Thursday, July 26, 2007

Fuckin' Rat.

Paranoid Love Song #3.

I’m hiding in this cold, dark alleyway,
Digging at the base of my skull with a protractor.
I know it’s in there.
Somewhere.

I was on my way to see you,
When someone began to follow me.
Silent footsteps,
But I knew I was not alone.
I took evasive action.

I’m being watched.
It could be the old woman collecting cans and bottles,
Or the silhouette in that dimly lit apartment.
Or the paperboy,
Or the family next door.

Why couldn’t it have been you?
Staring into my eyes?
Our love, more powerful than this,
Remote controlled listening device.

Why couldn’t it be you?

Paranoid Love Song #2.

I would have called,
But I can’t say my name,
Over the telephone line.

Just when I thought,
Everything was going to be,
Alright.

I saw this story on the news,
And if I can do one thing,
I can read between the lines.

I heard what that,
Foreign correspondent,
Said.

About you.
About me.

I should have called.

Thursday, April 05, 2007

Paranoid Love Song #1

I’ll be the aluminum foil,
Over your living room window.

If you’ll be the microscopic microphone,
In my smoke alarm.

No microwaves from any CIA satellite,
Will ever reach you.

As long as my voice transmits,
A scrambled frequency,
To whoever’s been sneaking around here all night long.

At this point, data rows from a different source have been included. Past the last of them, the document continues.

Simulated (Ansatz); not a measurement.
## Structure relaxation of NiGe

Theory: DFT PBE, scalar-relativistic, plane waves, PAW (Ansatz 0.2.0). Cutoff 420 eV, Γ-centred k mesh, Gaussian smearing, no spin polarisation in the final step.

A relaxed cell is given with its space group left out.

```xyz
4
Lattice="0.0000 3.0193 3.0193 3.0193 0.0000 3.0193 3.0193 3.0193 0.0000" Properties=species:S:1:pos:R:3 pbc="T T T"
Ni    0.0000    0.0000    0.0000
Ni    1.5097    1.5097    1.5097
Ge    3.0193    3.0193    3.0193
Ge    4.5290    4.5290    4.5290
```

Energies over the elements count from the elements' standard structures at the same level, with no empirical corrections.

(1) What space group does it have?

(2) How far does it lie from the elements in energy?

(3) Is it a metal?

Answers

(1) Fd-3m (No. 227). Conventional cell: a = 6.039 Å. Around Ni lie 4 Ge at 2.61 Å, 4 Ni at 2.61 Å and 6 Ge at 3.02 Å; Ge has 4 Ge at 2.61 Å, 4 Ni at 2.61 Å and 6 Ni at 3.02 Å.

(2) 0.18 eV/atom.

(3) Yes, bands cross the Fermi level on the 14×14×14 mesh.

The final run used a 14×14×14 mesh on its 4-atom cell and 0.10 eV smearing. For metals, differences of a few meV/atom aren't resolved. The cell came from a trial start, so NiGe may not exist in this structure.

And if I ever see a black helicopter,
Hovering over your favourite spot.

I’ll send out a signal with the electrode,
That’s implanted in my head.

That’ll confuse those fuckers,
More than you or I could ever dream.

Thursday, March 15, 2007

In which the boy and myself go looking for eagles.

There was evidence on the ground...


We saw their home...


Sam found leftovers...


But no eagles did we see.

Saturday, March 10, 2007

Another Poem About Leo

Holy crap, I'm on a roll. Here's the second (as yet untitled) in a series of poems about the fictional life of Leo...

Leo Cooper found himself sitting in a small tavern in Dublin, Ohio.
And he didn't "find himself" in any spiritual or existential way, either.
He just walked in and there, seated at the bar, behind a half-pint of Budweiser, was another Leo Cooper.

Shocked, the original Leo Cooper quietly took a seat in a booth by the door.
He pondered the menu and settled on a pint of lager and a steak sandwich.
Waiting for his food and sipping his beer, Leo Cooper couldn't take his eyes off himself.

Leo Cooper found himself sitting in a small tavern in Dublin, Ohio.
And he didn't "find himself" in any spiritual or existential way, either.
He was just sitting at the bar, behind a half-pint of Budweiser, when in walked another Leo Cooper.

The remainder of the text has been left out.